THE District Court for the Northern Mariana Islands scheduled a March 12, 2015 hearing on the motion for a summary judgment on the constitutionality the commonwealth Weapons Control Act being challenged by a U.S. Navy Gulf War veteran and his wife.

Plaintiffs David Radich and wife Li-Rong Radich, through attorneys David G. Sigale and Daniel T. Guidotti, submitted their reply to defendant Department of Public Safety Commissioner James C. Deleon Guerrero’s opposition to the couple’s motion for summary judgment.

The couple’s lawyers argued that the federal court has subject matter jurisdiction over the case, and the Radich couple can obtain relief on the motion without challenging the local Customs laws or suing the CNMI Department of Finance.

“The Customs law of 6 CMC§2301 only prohibits the importation of firearms. Even if the court were to accept defendant’s argument, 6CMC§2202 prevents the manufacture, purchase, sale, possession or carrying of a handgun, while §2222(e) prevents the importation, sale, transfer, giving, purchasing, possession or use of a handgun. The prohibitions of the challenged provisions are thus far broader than the customs law raised by the defendant. If the court declares a ban on the importation of handguns unconstitutional under 6CMC§2222(e), it will be axiomatic that it will be unconstitutional under 6CMC§2301. And, if required, the plaintiffs can remove the ‘importation’ issue of 6CMC§2222(e) from this motion while leaving the remaining prohibitions ripe for resolution by the court,” according to the lawyers of the Radich couple.

The lawyers said Deleon Guerrero has authority to enforce 6CMC§2222(e) “though he admitted in his answer that he is responsible.”

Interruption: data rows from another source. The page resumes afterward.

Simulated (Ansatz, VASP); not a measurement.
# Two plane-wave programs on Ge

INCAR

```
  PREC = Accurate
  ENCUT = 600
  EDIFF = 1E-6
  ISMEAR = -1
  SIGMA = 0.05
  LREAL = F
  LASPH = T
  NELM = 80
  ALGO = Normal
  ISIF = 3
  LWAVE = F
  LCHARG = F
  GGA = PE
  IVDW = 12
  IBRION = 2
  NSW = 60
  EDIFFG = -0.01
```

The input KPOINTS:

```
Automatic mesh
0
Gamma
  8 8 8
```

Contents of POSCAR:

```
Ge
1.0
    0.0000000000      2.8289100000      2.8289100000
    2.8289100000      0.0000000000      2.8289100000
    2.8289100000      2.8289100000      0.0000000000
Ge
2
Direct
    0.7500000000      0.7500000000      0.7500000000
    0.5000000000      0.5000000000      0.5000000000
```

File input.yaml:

The Radich couple have standing as they applied for and are entitled to Weapons Identification Cards, the plaintiffs’ lawyers said.

Mrs. Radich is entitled to possess firearms in the CNMI, her lawyers argued.

The plaintiffs’ lawyers said “the intent of the Covenant’s framers was to adopt the Second Amendment” to the U.S. Constitution.

“The Second Amendment protects people’s right to possess handguns even though they have been illegal in the CNMI,” the lawyers for the Radich couple said.